Add a desugaring step in the base linker. #5096

sjrd · 2024-12-29T22:17:52Z

Previously, the emitters and the optimizer all had to perform the same desugaring for LinkTimeProperty nodes. Instead, we now perform the desugaring in the BaseLinker, after the reachability analysis.

The reachability analysis records whether each method needs desugaring or not. For those that do, we cache the resulting desugaring. Methods that do not require desugaring are not processed, and so incur no additional cost.

The machinery is heavy. It definitely outweighs the benefits in terms of duplication for LinkTimeProperty alone. However, the same machinery will be used to desugar NewLambda nodes. This commit serves as a stepping stone in that direction.

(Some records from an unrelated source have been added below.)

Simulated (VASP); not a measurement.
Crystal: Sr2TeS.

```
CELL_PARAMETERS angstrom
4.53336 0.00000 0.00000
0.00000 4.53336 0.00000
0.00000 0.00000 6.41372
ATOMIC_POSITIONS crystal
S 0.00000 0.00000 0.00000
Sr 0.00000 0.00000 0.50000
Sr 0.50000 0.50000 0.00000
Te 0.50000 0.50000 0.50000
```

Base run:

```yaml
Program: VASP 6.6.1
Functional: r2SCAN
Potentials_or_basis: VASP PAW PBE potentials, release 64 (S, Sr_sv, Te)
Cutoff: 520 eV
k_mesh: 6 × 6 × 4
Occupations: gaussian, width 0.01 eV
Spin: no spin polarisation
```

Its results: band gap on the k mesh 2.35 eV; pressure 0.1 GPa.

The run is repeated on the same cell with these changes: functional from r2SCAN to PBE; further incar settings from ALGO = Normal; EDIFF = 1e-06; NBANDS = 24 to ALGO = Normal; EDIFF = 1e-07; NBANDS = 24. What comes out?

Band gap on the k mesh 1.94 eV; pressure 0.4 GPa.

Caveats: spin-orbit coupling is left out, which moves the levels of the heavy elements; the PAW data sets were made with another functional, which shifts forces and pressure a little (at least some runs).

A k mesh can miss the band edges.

This PR is meant as a stepping stone towards #5003, so that it is easier to review piecemeal. However, it makes no sense to actually merge this PR before we have consensus that this way of desugaring at BaseLinker time is the correct way to deal with NewLambda in #5003.

tanishiking

Desgar happens before optimizer 👍

scala-js/linker/shared/src/main/scala/org/scalajs/linker/frontend/LinkerFrontendImpl.scala

Lines 67 to 74 in 98e0875

    
           val linkResult = logger.timeFuture("Linker") { 
        
             linker.link(irFiles, moduleInitializers, logger, 
        
                 preOptimizerRequirements) 
        
           } 
        
           val optimizedResult = optOptimizer.fold(linkResult) { optimizer => 
        
             linkResult.flatMap(optimize(_, symbolRequirements, optimizer, logger)) 
        
           }

LGTM from my side

gzm0 · 2025-01-03T14:34:19Z

I think formalizing desugaring as a phase / step makes sense. Essentially, IIUC, it would host transformations / lowerings that are necessary for later phases to work properly, so unlike the optimizer, they are required for correctness.

What I'm wondering is if it makes sense to include these in the BaseLinker and not as an additional "top-level" step in the LinkerFrontendImpl. From a cursory look at this PR, it seems that doing so would require:

An additional pass over all LinkedClasses
Forwarding the "needs desugaring flags"

It feels that both of these would be acceptable to do.

What we would get from this:

Clearer separation between linking and desugaring.
Maintain proximity of Linker / Refiner.
Ability to ClassDef / IRCheck in-between linking and desugaring.
Ability to measure desugaring execution time separately.

As a natural follow-up (to my eyes at least), I wonder if it makes sense / is feasible to move method / class synthesis to such a phase as well. From what I can see, the main challenge is probably how encode this in LinkedClass. But maybe a more heterogeneous interface between phases is desirable.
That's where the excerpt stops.